The spread of artificial intelligence across the economy will force companies to rethink how digital payments work, and today only blockchain-based stablecoins are equipped to handle the volume and speed of machine-to-machine transactions, Circle CEO Jeremy Allaire said on Thursday.
AI Agents Seen as Next Big Users of Blockchain-Based Dollars
Speaking on a panel at the World Economic Forum in Davos, Allaire said the crypto industry has spent more than a decade trying to turn traditional money into simple digital objects that software can move and program, and that this work is now converging with the rise of autonomous AI systems.
Allaire added that smart-contract blockchains allow “digital dollars” to be embedded directly into software, enabling payments to be triggered and settled by code rather than banks or card processors, with these transactions verified on-chain, which is an important aspect when software agents are trading or buying services with little human involvement.
“What we’re really seeing is the next generation of blockchain networks … being designed specifically for agentic compute,” Allaire said, referring to systems built with AI-driven economic activity in mind.

Stablecoins Can be Used as Rails for AI Microtransactions
Allaire said he expects that kind of activity to expand rapidly. “Three years, five years from now, one can reasonably expect that there will be billions, literally billions, of AI agents conducting economic activity in the world on a continuous basis,” he said.
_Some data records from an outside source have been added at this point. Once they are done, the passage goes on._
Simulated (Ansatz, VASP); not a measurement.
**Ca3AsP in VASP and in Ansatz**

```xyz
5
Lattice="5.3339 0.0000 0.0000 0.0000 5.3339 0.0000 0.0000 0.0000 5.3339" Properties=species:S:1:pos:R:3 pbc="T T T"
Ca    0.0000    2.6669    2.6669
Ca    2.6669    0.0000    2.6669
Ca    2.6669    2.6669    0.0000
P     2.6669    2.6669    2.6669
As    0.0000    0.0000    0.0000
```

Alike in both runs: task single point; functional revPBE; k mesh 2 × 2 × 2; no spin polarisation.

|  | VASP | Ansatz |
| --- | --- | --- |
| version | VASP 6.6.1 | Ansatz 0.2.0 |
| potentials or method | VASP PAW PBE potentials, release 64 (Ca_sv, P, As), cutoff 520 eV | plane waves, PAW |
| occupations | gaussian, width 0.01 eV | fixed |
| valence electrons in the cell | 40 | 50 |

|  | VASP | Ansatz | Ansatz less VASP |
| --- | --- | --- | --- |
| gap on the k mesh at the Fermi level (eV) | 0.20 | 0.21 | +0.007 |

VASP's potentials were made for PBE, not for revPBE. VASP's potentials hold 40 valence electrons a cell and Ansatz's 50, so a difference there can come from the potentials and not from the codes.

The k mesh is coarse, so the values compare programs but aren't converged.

As those agents expand, they will need a way to pay for data, computing power, and online services in very small, frequent increments, he said. “They need an economic system. They need a financial system. They need a payment system. There is no other alternative, in my view, other than stablecoins to do that right now,” Allaire told the panel.
He said most emerging payment protocols aimed at AI agents are already using stablecoins as the settlement asset because the tokens can move at internet speed, work across borders, and support amounts down to fractions of a cent. By contrast, card networks and bank transfers are built around higher fees, slower settlement, and closed account systems, making them ill-suited to high-volume microtransactions, he argued.
Blockchain Records Seen Vital to Trust in AI Agents
Allaire also linked the use of blockchains to concerns about trust in AI. Beyond worries over incorrect or “hallucinated” outputs, he said organizations will need clearer ways to see which company or individual an AI agent represents and to audit the work it has paid for and delivered. Public ledgers, he added, can help by recording which entity controls an agent and by providing an auditable trail of its economic activity.
Big Tech Already Moving to Build Payment Rails for AI Agents
Allaire’s remarks come as large technology firms are already laying out payment infrastructure for AI systems.
In September last year, Google rolled out an open-source payments protocol designed to let AI applications move money on their own, using a mix of traditional payment methods and stablecoins.
The framework is meant to allow software “agents” to settle transactions with each other over existing rails, such as credit and debit cards, while also supporting stablecoins.
To build in stablecoin support, Google teamed up with cryptocurrency exchange Coinbase, which contributed its own AI-and-crypto payments architecture. The Ethereum Foundation and more than 60 other organizations, including Salesforce, American Express and Etsy, were also involved, showing that machine-to-machine payment protocols Allaire described in Davos are already being tested, with stablecoins positioned alongside legacy systems as a core settlement option.